Tuesday, / June 15, 2021
Home / news

Passover Programs to Reach 437 Communities in the FSU


As in years past, the the Federation of Jewish Communities of the CIS is implementing a comprehensive Passover campaign designed to facilitate observance of this festival among Jews in the Former Soviet Union. This year, the FJC will distribute some two million pounds of matzah and 250,000 bottles of wine to its 437 member communities, spanning the fifteen former Soviet republics. Coordinating the campaign is the Department of Purchasing and Logistics of the Ohr Avner Foundation‘s office in Moscow, headed by Natan Kozlovsky.

Other facets of the Passover campaign involve the distribution of kosher food products prepared especially for use in making Passover dishes, to Jewish communities of the CIS and Baltic countries. This includes four tons of salt, six tons of sugar, and 15,000 bottles of cooking oil. Jewish communities will also receive 10 tons of hand-made matzah shmura.

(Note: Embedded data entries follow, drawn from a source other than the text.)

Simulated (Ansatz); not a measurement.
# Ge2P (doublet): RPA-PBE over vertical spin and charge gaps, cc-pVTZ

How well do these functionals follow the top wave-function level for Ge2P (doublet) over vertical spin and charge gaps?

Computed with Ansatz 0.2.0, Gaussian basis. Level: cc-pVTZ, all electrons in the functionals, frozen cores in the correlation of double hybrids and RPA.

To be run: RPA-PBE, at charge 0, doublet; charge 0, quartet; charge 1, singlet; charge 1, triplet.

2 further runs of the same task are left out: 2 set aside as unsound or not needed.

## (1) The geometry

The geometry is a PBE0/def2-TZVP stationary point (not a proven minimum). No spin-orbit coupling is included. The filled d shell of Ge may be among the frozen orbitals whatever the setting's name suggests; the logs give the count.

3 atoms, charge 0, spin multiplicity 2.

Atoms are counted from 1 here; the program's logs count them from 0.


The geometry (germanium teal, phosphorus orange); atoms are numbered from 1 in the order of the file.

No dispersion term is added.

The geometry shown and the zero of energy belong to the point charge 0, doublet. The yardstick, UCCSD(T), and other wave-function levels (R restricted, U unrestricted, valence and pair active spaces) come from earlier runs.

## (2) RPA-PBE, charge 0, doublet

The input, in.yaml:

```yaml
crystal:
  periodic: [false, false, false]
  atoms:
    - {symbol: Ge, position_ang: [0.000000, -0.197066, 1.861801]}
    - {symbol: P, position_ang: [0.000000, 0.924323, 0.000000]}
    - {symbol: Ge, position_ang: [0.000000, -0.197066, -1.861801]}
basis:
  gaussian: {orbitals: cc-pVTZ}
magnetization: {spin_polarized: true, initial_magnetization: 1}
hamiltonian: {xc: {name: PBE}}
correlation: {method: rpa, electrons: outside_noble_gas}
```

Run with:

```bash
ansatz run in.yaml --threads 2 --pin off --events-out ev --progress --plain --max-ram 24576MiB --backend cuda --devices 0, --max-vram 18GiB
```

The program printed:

The FJC working in coordination with Lubavitch World Headquarters, has made it possible for some 200 rabbinical students from the U.S.A. and Israel to pair up with another 200 local yeshiva students to visit Jewish communities, many of which are not served by a resident Rabbi. The rabbinical students will organize and lead Passover Seders and aid in leading Passover training seminars for people who want to make their own family Seder. Such seminars are already taking place in many communities in the lead-up to the holiday.

Informational and educational Passover literature–in the form of 125,000 Passover guides–75,000 of which were printed in Russia and 50,000 in Ukraine – to be distributed across the FSU, and regional newspaper holiday features, are part of the FJC’s holiday awareness program.

The FJC Passover campaign has been made possible thanks to the sponsorship of Mr. Lev and Olga Leviev, the Rohr Family Foundation of NY and Florida.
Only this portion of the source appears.